Ed Norton, who writes, produces, directs and stars, has radically steered away from the book, changing the time period from the 1990s to the 1950s, and basically jettisoning everything which occurs after the inciting incident. In many ways he has come up with a more compelling, more relevant story, but it's all wrapped in the all-too familiar tropes of a film noir.
The checklist:
• Voiceover narration. Check.
• Moody, Edward Hopper style cinematography. Check.
• A beautiful, mysterious woman. Check.
• Classic cars which go "Awooooga" when you hit the horn. Check.
• An underbelly of corruption our hero can't begin to comprehend. Check.
It seems as if he wanted to make his own Chinatown or L.A. Confidential and decided to shoehorn the bones of the novel into the genre to satisfy his itch. With an incredible cast and a look at how New York City developed into the city we know today because of racist development policies, Norton has made a film worth seeing. Its punishing length, however, merely serviceable direction, and a too light tone keep it from crossing over into the classic territory of the great noirs.
Norton plays Lionel Essrog, one of a quartet of former orphans "adopted" by Frank Minna (Bruce Willis in a warm turn) to work at his detective agency. After an amusing slow speed chase, someone ends up dead and Lionel and his cohorts, played by Bobby Cannavale, Dallas Roberts and Ethan Suplee, get to work to solve the crime. With limited clues, Lionel, who soon breaks from the pack and works alone, leans into his disorder and photographic memory to go down the rabbit hole of NYC corruption.
Along the way, he meets a black female attorney named Laura (Gugu Mbatha-Raw) who fights the injustice of urban planning wrought by Moses Randolph (Alec Baldwin), based on Robert Moses, a real titan of NYC, who presaged the rise of the Donald Trumps of the world. The film provides an invaluable history lesson of the city which will prevent you from ever looking at its bridges the same way again.
With fine, memorable turns from Leslie Mann, Willem Dafoe, Michael Kenneth Williams, Cherry Jones, it's still Baldwin who delivers the best performance in a blazing, scary turn not seen from him since Glengarry Glen Ross. He's a classic villain who thinks his actions are for the greater good even as he spouts racist ideology, abuses women, and tramples all over human rights. Remind you of anyone currently occupying 1600 Pennsylvania Avenue?
Norton brings a sweet energy to his detective, allowing us to simultaneously empathize and stand in awe of his character's special gifts. He makes for quite an original romantic lead, giving his scenes with Mbatha-Raw a special kick. He stands up for what's right, but in true noir fashion, the steamrolling ahead of someone's twisted version of an urban utopia cannot be stopped. Instead, Essrog makes a low key, low stakes decision in the end. As such, the film lacks the bitter nihilism of its predecessors.

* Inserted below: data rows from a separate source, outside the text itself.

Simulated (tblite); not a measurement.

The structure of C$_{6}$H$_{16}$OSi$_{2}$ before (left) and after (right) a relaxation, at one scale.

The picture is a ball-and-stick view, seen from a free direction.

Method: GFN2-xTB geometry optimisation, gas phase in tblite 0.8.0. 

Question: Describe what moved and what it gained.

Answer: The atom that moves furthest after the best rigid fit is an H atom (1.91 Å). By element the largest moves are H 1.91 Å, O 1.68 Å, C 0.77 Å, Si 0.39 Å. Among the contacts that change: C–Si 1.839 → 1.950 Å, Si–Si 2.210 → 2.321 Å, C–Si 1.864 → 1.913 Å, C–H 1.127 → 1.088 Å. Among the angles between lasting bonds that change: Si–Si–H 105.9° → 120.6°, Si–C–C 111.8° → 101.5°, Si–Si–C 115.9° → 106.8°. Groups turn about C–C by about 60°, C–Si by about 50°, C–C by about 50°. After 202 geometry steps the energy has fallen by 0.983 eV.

In an interview with Norton at the screening I attended, he claimed a more foreboding ending would not go down easily in these tense times. This may be true, but it leaves us with a slightly upbeat, toothless film. I still recommend it for the troublesome past it resurrects, along with an engaging story and game cast. Norton takes a big swing here, but I can't help but thinking this would have resonated more from a character and story perspective had it remained set in the 90s. Norton, though, made a film lover's decision and gets major points for shining a light on the ugliness of a city's history. Unfortunately, noir is meant to be dark, and this film sidesteps the defining characteristic of its genre. It looks like noir, but, to paraphrase the classic, "Forget it, folks. It's not Chinatown."